Intersections along AC Transit’s Line 51 bus route in Berkeley may see upgrades, if approved by city staff, designed to improve traffic signal timing coordination and allow signals to better recognize when vehicles are waiting for a green light.
The changes are part of a larger plan by AC Transit to speed up and improve service on Line 51. Thursday night, Berkeley’s Transportation Commission approved the signal changes as Phase 1 of the project. City transportation staff said they will take a closer look at those proposals before giving AC Transit the final go-ahead.
More controversial changes under consideration — such as a new traffic light at Russell Street and College Avenue, new bus bulbs, and the removal of numerous parking spots along University and College avenues — will be considered at a later date.
AC Transit said the proposed changes would shave seven minutes in each direction off the route in Berkeley, increase reliability, improve air quality, enhance ADA access and improve the “overall progression of traffic.”
AC Transit traffic engineer Wil Buller said Monday that a document listing Phase 1 and 2 changes, which was reviewed by staff and the commission Thursday, is undergoing revisions based on feedback, and should be available to the public next week. (Update, Dec. 11: See that document here as part of a memo written by Berkeley city manager Christine Daniel. The spreadsheet is being updated, according to AC Transit.)
Signals along the Line 51 route that could receive coordination and vehicle-sensing upgrades are located on University, Durant, Shattuck and College avenues, and Bancroft Way.
At both Martin Luther King Jr. Way and Sixth Street, where they meet University, new signals are proposed that would allow buses several seconds to get ahead of other traffic in the roadway.
A new bus bulb — to allow the bus to pick up and drop off passengers without pulling out of traffic — could also be built at College and Durant if approved by city staff.
A new traffic signal at Dana Street and Bancroft also was approved by the commission; currently, a steady stream of pedestrians makes it difficult for vehicles to pass through the crosswalk there, which now features flashing beacons, said city staff. The new signal has been under consideration by the city and university for some time, and could be installed as part of AC Transit’s Line 51 project.
Since AC Transit last visited the Transportation Commission in October, agency representatives have been meeting with merchants from University and College avenue to collect feedback about bus route proposals.

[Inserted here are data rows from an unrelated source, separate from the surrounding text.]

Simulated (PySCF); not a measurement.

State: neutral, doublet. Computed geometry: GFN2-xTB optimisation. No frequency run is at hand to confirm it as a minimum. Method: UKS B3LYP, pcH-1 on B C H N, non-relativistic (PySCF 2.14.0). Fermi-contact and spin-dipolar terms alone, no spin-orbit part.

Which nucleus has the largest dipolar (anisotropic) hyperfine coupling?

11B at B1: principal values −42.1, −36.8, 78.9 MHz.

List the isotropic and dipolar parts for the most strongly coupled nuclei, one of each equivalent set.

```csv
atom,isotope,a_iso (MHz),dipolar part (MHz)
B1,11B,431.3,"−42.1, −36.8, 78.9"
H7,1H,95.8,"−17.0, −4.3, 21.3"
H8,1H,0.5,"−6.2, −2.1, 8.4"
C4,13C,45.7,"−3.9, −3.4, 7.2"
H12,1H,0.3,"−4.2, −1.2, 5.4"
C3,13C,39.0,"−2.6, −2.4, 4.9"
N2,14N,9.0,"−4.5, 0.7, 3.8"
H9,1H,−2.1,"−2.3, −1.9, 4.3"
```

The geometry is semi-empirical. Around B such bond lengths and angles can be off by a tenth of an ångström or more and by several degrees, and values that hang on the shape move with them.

Thursday night, University Avenue merchants seemed largely satisfied that AC Transit was listening to their concerns and making appropriate adjustments to Line 51 project plans.
Elmwood District merchants and residents continued to express opposition to a new traffic signal proposed at College and Russell, saying it would speed up traffic through the neighborhood and create a hazardous environment for pedestrians.
“The Elmwood is a very special place,” Claudia Hunka of Your Basic Bird told the commission. “And the safety of the Elmwood is our biggest concern.”
Residents and merchants also noted opposition to any parking or loading zone losses in the business district, which they said cannot afford to give up the space.
Local business owner Daryl Ross — who owns Caffe Strada, Freehouse restaurant, Free Speech Café and Café Zeb on campus, as well as the Bancroft Hotel — said he too was not convinced that changes proposed by AC Transit in front of Caffe Strada would be worth the problems he believes they’ll cause.
“I think it’s important to sacrifice for the common good, but it has not yet been proven that the 17 seconds this will save is for the common good,” he told the commission, regarding a new signal proposed at College and Bancroft.
Farid Javandel, manager of the city’s Transportation Division, said the Phase 1 changes will be reviewed over the next few weeks, with approved upgrades to take place in the coming months.
City staff will also review the more controversial Phase 2 proposals and return with recommendations about them that ultimately will be considered by the Berkeley City Council.
“Anything we identify as having a fatal flaw … gets tossed out,” Javandel told the panel.
Due to the lengthy list of proposals, AC Transit is covering the cost of extra staff time for those reviews.
Community members can submit written comments to Tammy Kyllo, administrative coordinator for AC Transit, 1600 Franklin St., Oakland, Calif., 94612, or by email to firstname.lastname@example.org. The planning department can be reached by phone at 510-891-4755. See AC Transit’s Line 51 website for Berkeley here.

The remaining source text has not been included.